Independent schools could help fund 10,000 new places for children from lower-income families, following government calls for them to do more to justify their charitable status.
The proposal forms part of the Independent Schools Council’s (ISC) response to the government’s consultation, ‘Schools that work for everyone’, which also outlines plans to expand academic selection in the state system.
The ISC plan would see the government contribute the cost of a state school place to educate children in existing independent schools, with the fee paying schools funding the rest of the cost.
The new places would be free for parents. It echoes the assisted places scheme, brought in by the Conservatives in 1980 to provide places in independent schools for bright working class children, but abolished by Labour in 1997.
The ISC said the places would be available across age groups and schools, and there would be a range of assessment criteria.
The organisation also proposed that groups of independent schools co-sponsor new state-funded schools. It said this would be in partnership with a state school or multi-academy trust lead, and could focus on one or more of the six DfE-identified opportunity areas, which have been labelled ‘cold spots’ for social mobility.
The response to the consultation also says fee paying schools could expand their existing support for state schools.
ISC chairman Barnaby Lenon said: "In its Green Paper the government recognised the great strength and success of independent schools and asked what more we could do on top of the contribution our schools already make.
The proposals we are putting forward go considerably further than some of the ideas the Green Paper suggested and by helping create more good school places, both in state and independent schools, we would be helping to expand real social mobility in this country.
Speaking on a programme, he denied the fee-paying sector had a poor record fulfilling its charitable obligations.
In 2011, the ISC went to tribunal over new rules forcing fee-paying schools to demonstrate how their activities help the public.

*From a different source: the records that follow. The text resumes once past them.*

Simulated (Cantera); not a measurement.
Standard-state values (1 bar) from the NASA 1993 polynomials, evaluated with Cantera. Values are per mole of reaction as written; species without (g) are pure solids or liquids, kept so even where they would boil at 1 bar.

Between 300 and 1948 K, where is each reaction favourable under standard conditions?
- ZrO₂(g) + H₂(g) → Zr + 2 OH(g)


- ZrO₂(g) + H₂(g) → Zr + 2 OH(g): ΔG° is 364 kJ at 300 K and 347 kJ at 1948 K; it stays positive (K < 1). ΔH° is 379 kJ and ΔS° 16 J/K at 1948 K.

Mr Lenon said this was not an attempt to overthrow the regulations bit that the council was instead trying to “establish clarity”.
When challenged that the proposed 10,000 new places it could jointly-fund with the government was small compared to 2.5 million children in English schools, he said it was a still a “pretty large number relative to the size of the independent sector”.
He added it “could have a very big impact on some areas, and in particular on individual families”.